Ingo Swann or the question: How to believe?

I find it odd that I should have sensed the death of this non-committal prima donna, but I did: 12 hours of headache and heart racing. True, I only made the connection afterwards, looking for somebody who had died during that time, but it's still not arbitrary. I sensed the same thing when Alexander Grothendieck died, only that time for 72 hours, ending a few hours after his death. Then, when his death was reported and I saw how he looked like in his latter days, I wondered whether someone like that had died the first time I sensed this as well, and I found Ingo Swann.

Alexander Grothendieck was of course known to me as a Bourbaki member. After he left mathematics and settled in the Pyrenees he reportedly continued writing, but I guess not much of this effort will ever be published, and if it would, I guess it wouldn't be particularly easy to read.

So, naturally in a way, I've finally decided to take a closer look at Ingo Swann to see what these rather painful episodes might have been about.

And right there lies the first difficulty, for Ingo Swann preferred to pretend that he wasn't about anything.

Assuming the Axelrod encounters described in Penetration: The Question of Extraterrestrial and Human Telepathy took place, I'm almost convinced by the way that Swann has described them that their aim was to suggest to Swann that there were aliens on the moon and that he could see them.

Axelrod never gives a reason, but whenever Swann says I think that's how it is. Axelrod reassures him, even in the case of the patently false twins. When it comes to the moon, Swann first sees patterns in the sand, and at that point I was already thinking: tractor tire tracks, but Swann goes on to liken them to dunes, only to eventually give in to the not quite satisfied stare of Mr. Axelrod and blurt out: tractor tread marks.

Well, Swann expands his journey from there until he sees butt-ass naked alien men trying to telepathically come after him. Axelrod then wishes Swann goodbye.

If this happened, why did it happen?

What was the purpose of kindling paranoia in Ingo Swann? It didn't seem to have had much of an effect anyway. But perhaps he was influenced by it.

Swann's lunar theories are stupid. Density of Mars, granite, length of a lunar day, asteroid shield are some of the notions that show just how stupid they are, not to speak of an utter lack of economical sense.

One thing though Swann did understand, namely that the basis for any kind of transcendent abilities, as I would call them, has to be an action, whose success can be observed.

From the observation of success comes the expectation of further success and expectation is the one thing that controls all transcendent phenomena: If you can't believe it, it won't happen, but if you can, your belief will help you.

And Ingo Swann knew this from personal experience, although it seems that only at the end of his life he understood that this was a general principle and not limited to clairvoyance.

Also, Ingo Swann seemed to be the kind of guy whose expectation isn't based on truth, but on usefulness, thus his tendency to suffer from boredom and financial insecurity.

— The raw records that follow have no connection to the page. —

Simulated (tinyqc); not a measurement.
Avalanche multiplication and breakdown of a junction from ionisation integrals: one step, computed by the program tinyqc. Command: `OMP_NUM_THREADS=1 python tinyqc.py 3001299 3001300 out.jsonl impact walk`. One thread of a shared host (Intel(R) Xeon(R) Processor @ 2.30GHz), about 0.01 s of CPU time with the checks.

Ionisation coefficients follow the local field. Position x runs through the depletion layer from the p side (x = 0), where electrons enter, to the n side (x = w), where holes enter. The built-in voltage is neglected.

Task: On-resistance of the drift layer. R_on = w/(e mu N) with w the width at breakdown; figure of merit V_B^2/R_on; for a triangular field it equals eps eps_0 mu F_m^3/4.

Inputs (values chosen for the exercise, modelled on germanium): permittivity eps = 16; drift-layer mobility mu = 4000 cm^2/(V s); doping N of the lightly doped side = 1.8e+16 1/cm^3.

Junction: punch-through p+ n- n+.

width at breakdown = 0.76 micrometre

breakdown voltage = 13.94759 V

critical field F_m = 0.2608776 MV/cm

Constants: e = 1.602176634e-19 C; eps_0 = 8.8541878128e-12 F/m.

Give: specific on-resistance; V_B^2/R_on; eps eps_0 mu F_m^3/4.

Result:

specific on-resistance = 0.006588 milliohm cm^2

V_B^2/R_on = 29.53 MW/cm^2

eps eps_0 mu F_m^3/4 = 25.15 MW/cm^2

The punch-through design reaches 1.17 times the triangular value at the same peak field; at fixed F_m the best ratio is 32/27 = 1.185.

Yet, limited by pragmatism as he was, he started to see the value of the truth at the end of his life, hence his contemplation of consciousness, although, just to point this out, for a telepathic contact of the sort, where one side makes the other do something, it is a mere question of modeling, whether you assume some kind of transmission from mind A to mind B or you assume that A puts something into the uniting consciousness and B finds it there. Of course there are other forms of transcendence, where the latter model is far more convincing.

But with this I'll end my study of Ingo Swann and turn instead to one of the questions that he studied, namely what people should believe and how this is influenced by the powers that be.

What should people believe?

People should believe what is true and good. However, this takes a lot of time and peace to concretise. So, the more relevant question is: How should people believe?

People should live in an environment, whose shortcomings with regards to their general beliefs they have the opportunity to study and consequently improve. In other words:
People should pursue the good.
The opposite of this is to preemptively advance in order to escape the bad.

But I should make this clearer. Without outer interference people always pursue their idea of what is good. They only embark on something, when they have reached a consensus that change in a certain area will lead them closer to their general ideals. This is the very nature of the Zeitgeist, which focusses on one area today and on another tomorrow. When an issue is controversial, no clear advantages are being seen and no change occurs. This is the undisturbed way of things.

Disturbance comes with fear and it is fear alone that lets people reach a consensus to try something out. The advances thus aiming to escape the bad then become ever less sure of the company of the good.

The race to the moon in the light of the pursuit of the good and preemptive advances.

Reaching the moon was an important stage on the road of progress and whoever got there first could most credibly claim to be its vehicle. Since both the United States and the Soviet Union considered themselves to be progressive, both had to fear ideological defection of their citizenry resulting in refusal to pursue the systemic good.

Hence the preemptive advances to the moon. But these then became social efforts and thus social problems. Hence the phasing out of the lunar enthusiasm after the symbolic successes.

Thus the handling of the whole affair was only sane.

Believing in the light of the pursuit of the good and preemptive advances.

Interestingly, there is another application of this line of thought on Ingo Swann's situation, dealing with our relation to the uniting consciousness, if we take the latter for granted.

If there would be aliens and they would have superior telepathic powers, then the uniting consciousness would be a battleground and its contents would be dubious. Hence our own excursions into it would quite necessarily be advances in order to escape the bad, since the pursuit of the good in the midst of alien treachery seems most unwise. In other words we would have to face a cordon of devils in order to make contact with God.

This view itself is unwise, for it invites miracles at the expense of guidance and does so in a beleaguered spirit.

But although Ingo Swann should have believed then something like that, I don't really think he did. And he said conflicting stuff on the subject, like that malevolence cannot reach the uniting consciousness. But what then is the problem with telepathic aliens?

Also, if he really met Axelrod, did Axelrod try to undermine Swann's guidance? It is possible, people might have been afraid of Swann and rather have him paranoid than probing where he should not. But I don't think that any of that went anywhere, only perhaps as an insurance.

Did God submerge me in fear so that I would know how it is to live in it? As a reproach for turning away? As a reminder that safety is only in duty? And through the timing led me to an example of another path and effort? I can only hope I did the warning justice.